Designing your content
In the last few weeks I’ve attended a number of events where buy-side professionals have demonstrated how they evaluate companies in the early stages of making an investment decision. What became clear after listening to the 5th investor was that if your content isn’t easily accessible and legible, they will quickly be moving on to the next company.
The explosion of channels that we have to communicate through has meant that the pressure on corporate communicators to be consistent and transparent has increased with it. In many cases this means that the quality of content produced suffers, primarily because time and resource limited teams opt to use their annual report as a primary content source and then simply cut and paste to various other channels such as their digital properties.

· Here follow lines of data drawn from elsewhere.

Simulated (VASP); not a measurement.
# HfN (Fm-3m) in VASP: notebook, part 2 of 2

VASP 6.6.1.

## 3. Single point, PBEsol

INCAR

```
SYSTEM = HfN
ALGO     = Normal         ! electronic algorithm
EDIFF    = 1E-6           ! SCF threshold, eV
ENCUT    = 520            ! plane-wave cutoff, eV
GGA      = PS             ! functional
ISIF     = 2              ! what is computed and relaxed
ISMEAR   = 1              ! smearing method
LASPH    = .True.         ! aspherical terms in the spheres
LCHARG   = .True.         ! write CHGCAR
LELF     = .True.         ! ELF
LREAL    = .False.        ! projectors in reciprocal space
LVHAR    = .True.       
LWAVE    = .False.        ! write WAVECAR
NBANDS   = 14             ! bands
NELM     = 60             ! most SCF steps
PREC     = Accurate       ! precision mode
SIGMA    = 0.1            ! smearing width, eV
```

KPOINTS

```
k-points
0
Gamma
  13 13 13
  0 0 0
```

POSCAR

As technology has advanced and investors become savvier in the type of content they consume, this cut and paste approach is now rather inadequate, primarily because the cutting and pasting of an image from a book will often be extremely limiting to a user when it is viewed on a screen. The majority of the research these buy-side professionals are doing is predominantly via websites and presentations on screen. If the major set piece content that conveys who you are and what you do isn’t easy to consume, investors will likely not spend the time trying to work it out.
When we talk to companies that face similar challenges in showcasing content effectively online, they are often amazed at how much more engaging their strategy, or their investment case, can be made; when you think about what you are trying to say before the idea is committed to paper (literally), this has the added benefit of not requiring large quantities of additional budget after the fact, because the content has been defined and designed with each channel in mind.
Designing content that is suitable for a specific medium isn’t rocket science; it just requires a little more forward thinking than the after-the-fact cut and paste approach.
The next time you’re looking at your own website and wondering whether the diagram that has been cut and pasted from page 22 of the annual report is really fulfilling its role, consider the fact that the person you really want to look at it has probably already gone elsewhere to try and find the information, and how can you engineer the content in such a way to stop that from happening.